Soul Survivor Outdoor
After leaving active duty in 2014, Wolf founded a nonprofit group called Soul Survivor Outdoor. “It just provides a venue, an opportunity to then have those discussions about faith.”
Since then, he has worked with active duty Marines — it was a tactical decision:
Currently, there are approximately 43,000 nonprofits dealing with veteran issues registered with the IRS, but what about the active duty community? In that arena, the patterns are starting to formulate. Young active duty military people are coming into the services and encountering significantly difficult situations while away from home. Home life [may have] had some difficult situations, too, but now they’re away from home, they’re deploying, maybe they see some things or do some things that are really challenging. How do we get engaged in that arena of faith before “the wheels come off the bus” so to speak?
Soul Survivor Outdoor is free to service men and women and completely voluntary. Wolf has asked chaplains to ask the Marines to come to the meeting “so we can be more deliberate on a discussion about God as a foundation. They have a lot of different viewpoints on faith, but we believe Christ is the answer.” He added, “Nobody gets hit over the head with the Bible, but they get a real-life experience.”
The organization had about 400 active duty participants in 2018. This year there have been more. “We’ve had about 420 [this year], so we’re really ahead of where we were last year.”
Success Stories and Evangelism
The success stories are plentiful. “We had a young man a few years back, in his early 20s, maybe 21 at the oldest, come to a number of our events. He did some rock climbing, some skeet shooting. I sat down with a leader from CRU Military and he asked, ‘Do you remember Tristan? I said, ‘yeah, I do.’ He said, ‘Did you know that we had to just about talk him off a ledge, literally, 2-3 times?’ I said, ‘No, I had no idea.’ Then he said, ‘And then he started coming to your events and we never had that issue again.’”
A June 2017 article in Christianity Today spoke to the success of the program. “From the article, an Iraqi translator noticed that a member of the U.S. Army 82nd Airborne, had a book in his knee pocket all the time,” Wolf stated. “This book was the Bible, and the Iraqi translator that was assigned to the soldier’s unit, immediately ‘realized there was something different about him.’ Not long afterward the Iraqi came to Christ by way of the American soldier. How many more stories there are like this one isn’t known, but it’s likely there are many.”

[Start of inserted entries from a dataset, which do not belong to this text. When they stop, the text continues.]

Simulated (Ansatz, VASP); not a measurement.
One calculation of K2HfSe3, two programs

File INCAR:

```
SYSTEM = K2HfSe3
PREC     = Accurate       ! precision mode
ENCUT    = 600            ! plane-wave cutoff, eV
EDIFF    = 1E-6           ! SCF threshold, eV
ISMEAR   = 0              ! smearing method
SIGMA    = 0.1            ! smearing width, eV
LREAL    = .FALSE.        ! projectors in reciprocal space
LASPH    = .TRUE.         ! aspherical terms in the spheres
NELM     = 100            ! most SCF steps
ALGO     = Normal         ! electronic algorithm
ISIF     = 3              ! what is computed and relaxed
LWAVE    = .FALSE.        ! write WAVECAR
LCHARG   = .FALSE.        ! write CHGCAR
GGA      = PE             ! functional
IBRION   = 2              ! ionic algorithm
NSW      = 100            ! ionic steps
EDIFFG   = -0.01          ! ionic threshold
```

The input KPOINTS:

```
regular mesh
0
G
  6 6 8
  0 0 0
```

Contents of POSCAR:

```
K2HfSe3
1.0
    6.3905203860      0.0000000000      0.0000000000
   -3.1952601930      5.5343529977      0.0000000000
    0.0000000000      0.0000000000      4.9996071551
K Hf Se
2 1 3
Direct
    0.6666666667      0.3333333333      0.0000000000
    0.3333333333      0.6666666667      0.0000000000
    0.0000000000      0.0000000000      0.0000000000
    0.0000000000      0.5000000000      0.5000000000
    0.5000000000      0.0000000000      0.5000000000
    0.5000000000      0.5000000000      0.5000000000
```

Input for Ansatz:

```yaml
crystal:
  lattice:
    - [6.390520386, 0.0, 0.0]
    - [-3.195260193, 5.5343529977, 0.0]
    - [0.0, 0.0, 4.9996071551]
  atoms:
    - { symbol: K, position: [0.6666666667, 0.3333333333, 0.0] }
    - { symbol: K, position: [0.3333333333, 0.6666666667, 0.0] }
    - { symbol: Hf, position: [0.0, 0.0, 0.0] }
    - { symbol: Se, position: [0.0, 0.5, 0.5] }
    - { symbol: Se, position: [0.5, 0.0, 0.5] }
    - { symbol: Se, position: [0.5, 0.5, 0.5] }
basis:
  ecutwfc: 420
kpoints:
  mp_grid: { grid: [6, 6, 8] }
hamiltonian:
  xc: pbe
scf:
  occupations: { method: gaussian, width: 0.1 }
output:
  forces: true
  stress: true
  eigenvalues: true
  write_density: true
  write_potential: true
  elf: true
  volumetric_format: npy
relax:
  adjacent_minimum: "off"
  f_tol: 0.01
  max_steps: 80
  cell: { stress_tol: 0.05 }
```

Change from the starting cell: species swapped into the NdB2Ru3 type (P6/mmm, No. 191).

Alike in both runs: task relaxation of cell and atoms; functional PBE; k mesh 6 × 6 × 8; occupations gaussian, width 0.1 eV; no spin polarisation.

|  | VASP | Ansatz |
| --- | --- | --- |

A lot of service men and women accept Christ as their Lord and Savior during the time spent off base. “This year [we’ve had] 120 so far. So, I think based on this year’s number, maybe 25-30 percent of the attendees are expressing that they want to accept Christ.”We want to present an opportunity to receive Christ — a foundation, an anchor that they can hold onto and trust.”
Wolf sees his program as an opportunity for Marines to evangelize — to take what they’ve learned, live out their faith and spread the Gospel, wherever they go. “Our hope is that active duty military service members will continue their service so they’re walking out their faith in a deliberate way globally, truly impacting the world, not just their own community, for Christ.”
Please pray for Wolf and Soul Survivor Outdoor that they will continue to have open doors to teach the Gospel to active duty military service men and women.